Swansea boss has no problem with rivals paying teams to win
CARDIF - Swansea City manager Michael Laudrup says he sees no problem with teams paying rival sides to win games.
The Dane stressed he was completely against “match fixing”, but believes the term needs to be “better defined”.
He said: “If Swansea play the last game against a team and a third team pays Swansea to win the game, I really don’t see anything bad about that.”
The Football Association has said that accepting money to influence the outcome of a match is unlawful.
A spokesman, who declined to comment specifically on Laudrup’s revelations, pointed to the FA’s Rule E5 (a) that says:
* A Participant shall not, directly or indirectly, offer, agree to give, give, solicit, agree to accept or accept any bribe, gift or reward or consideration of any nature which is, or could appear to be related in any way to seeking to influence the outcome or conduct of a Match or Competition.
Bonuses agreed between a club and its players or club officials are deemed to be approved.
Laudrup was asked about the issue of match fixing by a journalist working for European media organisations at a news conference.
The scenario Laudrup describes could involve a club in the relegation zone paying a team a bonus if they beat one of their closest rivals, enabling the threatened club to stay up.
Laudrup, who has 104 caps and 37 goals for Denmark, was asked the question because he played for Lazio and Juventus in the 1980s, and Italian football continues to be dogged by match-fixing claims.
As many as 13 Italian clubs - mainly from the second division - are under investigation. Juventus coach Antonio Conte was given a 10-month suspension in August for not reporting alleged match-fixing in two games involving ex-club Siena in the 2010-11 season. He denies the claims and is appealing.
Laudrup, 48, said players guilty of being paid to lose should be banned from the game for life instead of being given fixed-term bans.
He said: “To say I’m against that [match-fixing] is like saying today it’s Thursday - it’s obvious.
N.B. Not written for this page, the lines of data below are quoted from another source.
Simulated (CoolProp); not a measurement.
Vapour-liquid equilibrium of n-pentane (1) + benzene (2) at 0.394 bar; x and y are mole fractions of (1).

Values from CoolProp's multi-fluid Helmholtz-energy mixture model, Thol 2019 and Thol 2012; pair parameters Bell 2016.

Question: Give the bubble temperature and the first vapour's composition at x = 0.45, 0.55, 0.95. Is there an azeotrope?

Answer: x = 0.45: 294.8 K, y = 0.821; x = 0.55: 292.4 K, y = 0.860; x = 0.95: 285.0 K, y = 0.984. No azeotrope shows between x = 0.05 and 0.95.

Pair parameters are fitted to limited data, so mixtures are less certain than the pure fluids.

“The worst match fixing I’ve heard was what happened in Italy before I came there in the beginning of the 80s, where somebody bought three or four of the players in a team to lose a game.
“That means that seven or eight players in a team were playing to win, like normal, and three or four of them just to lose.”
However Laudrup has no issue with what is known in Spanish football as the “suitcases” culture. “It’s just a bonus. For me, match-fixing is somebody pays someone to lose a game,” he said.